Again, I'm not trying in any way to convince others to use plastic lines because everyone has their own preferences and theories. I just wanted those who are contemplating using them to be able to hear from someone else who has tried them out and what my preliminary reactions to them were.

outlawstock17
Member
posted September 29, 2002 10:28 PM
okay blanep, you're right......any worse case scenario is big trouble.

the battery/solenoid shorting on a brake line is a lot bigger freak accident than a blown engine and fire or schrapnel but we can just agree to disagree and move on. i'll keep my steel lines. i am curious as to why no one else has joined the fray.



ford5
Member
posted September 30, 2002 05:47 AM
we have used plastic lines here for years and never had a bit of trouble, care should be taken as to where they are routed and secured. i for one, will never go back to steel.......my opinion ford5


powerglides
Member
posted September 30, 2002 05:54 AM
Well since I may me the cause of some of this, here goes. I will agree that using steel or plastic lines is a matter of personal preference. Just so we are on the same page, what is plastic brake line? It is a 3/16" od line made of a nylon compound with rated at 2800 psi. It can be kinked at roughly twice the bend radius of steel line. It can be squeezed shut and it will have rebound.

I can't give you specific info on the heat resistance, however I was surprised how long it held up to an acetylene rich flame.

As for toughness, I can only say stand back and throw rocks at both kinds and see which one lasts longer.

I make some mods to a brass fitting which lets me run the plastic all the way to the caliper. Calipers get hot. I have run this setup on my I-Stock, on mini-stocks and on my sprint car. I'm sure some one will have a failure sometime but I never have had a problem.

I first became aware of the plastic lines somewhere in the early '70s racing go karts with hydraulic brakes. I reasoned hydraulic pressure was hydraulic pressure. I used this line on a stock car sometime in the late '70s, before kits were available. Been using it ever since.

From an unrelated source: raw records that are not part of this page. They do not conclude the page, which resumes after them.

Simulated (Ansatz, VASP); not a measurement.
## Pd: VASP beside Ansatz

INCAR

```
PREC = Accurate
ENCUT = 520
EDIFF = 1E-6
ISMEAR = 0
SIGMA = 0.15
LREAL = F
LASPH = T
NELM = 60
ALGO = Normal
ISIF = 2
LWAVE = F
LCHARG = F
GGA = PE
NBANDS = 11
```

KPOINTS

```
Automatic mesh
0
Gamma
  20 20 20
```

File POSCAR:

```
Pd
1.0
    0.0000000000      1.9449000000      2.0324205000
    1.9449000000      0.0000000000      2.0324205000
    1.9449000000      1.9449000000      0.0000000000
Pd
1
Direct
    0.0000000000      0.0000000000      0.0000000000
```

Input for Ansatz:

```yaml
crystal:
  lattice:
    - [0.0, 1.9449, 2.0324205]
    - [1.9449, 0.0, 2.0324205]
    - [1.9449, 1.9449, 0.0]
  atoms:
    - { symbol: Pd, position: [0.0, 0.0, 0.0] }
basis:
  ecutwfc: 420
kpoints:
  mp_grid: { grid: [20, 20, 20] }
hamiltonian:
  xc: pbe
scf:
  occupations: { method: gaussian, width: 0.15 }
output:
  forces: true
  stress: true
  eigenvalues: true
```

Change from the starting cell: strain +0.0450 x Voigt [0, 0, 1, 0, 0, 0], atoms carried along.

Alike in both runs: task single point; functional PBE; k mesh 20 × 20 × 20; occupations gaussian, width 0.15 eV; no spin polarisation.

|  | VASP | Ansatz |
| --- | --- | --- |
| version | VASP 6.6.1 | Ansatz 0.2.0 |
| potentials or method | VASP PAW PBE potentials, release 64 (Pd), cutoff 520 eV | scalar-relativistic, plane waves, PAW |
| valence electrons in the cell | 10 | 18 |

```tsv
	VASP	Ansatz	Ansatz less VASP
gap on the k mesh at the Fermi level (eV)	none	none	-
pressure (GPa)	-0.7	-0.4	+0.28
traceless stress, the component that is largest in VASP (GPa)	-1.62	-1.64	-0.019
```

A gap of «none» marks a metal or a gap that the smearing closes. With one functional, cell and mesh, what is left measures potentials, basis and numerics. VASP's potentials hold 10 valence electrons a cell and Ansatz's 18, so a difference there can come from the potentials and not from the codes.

So my friends, take your choice. There are advantages and disadvantages to both. We could make similar arguments about creamy versus crunchy peanut butter. Personally I like #%&*%^^*. SLEEPY



blanep
Member
posted October 01, 2002 07:58 AM
Creamy


kong
Member
posted October 08, 2002 01:08 PM
hey sleepy, do any of the winston cup teams use nylon brake line? if not, why?


Geffy95x
Member
posted October 08, 2002 02:53 PM
Good point Outlaw!!!!!!


SLEEPY GOMEZ
Member
posted October 08, 2002 04:30 PM
NASCAR WON'T ALLOW IT,JUST LIKE THEY WON'T ALLOW ALUMINUM BODY PANELS OR BODIES THE SHAPE OF STOCK OR ....... THE LIST GOES ON. I SURE AM GLAD WE DON'T RACE $16 MILLION CARS ON OUR DIRT TRACKS. HECK THEY PROBABLY DON'T EVEN LIKE PEANUT BUTTER. SLEEPY


2nd2none
Member
posted October 08, 2002 06:00 PM
I dont like peanut butter


outlawstock17
Member
posted October 08, 2002 06:46 PM
sleepy, i hope that you didn't take offense. i value your opinions. i was just pointing out that nylon brake is not allowed in winston cup. i don't know the specifics on why it isn't allowed, but i'd be willing to bet it falls under safety.

the cost difference between steel and nylon is minimal. the weight difference is negligible.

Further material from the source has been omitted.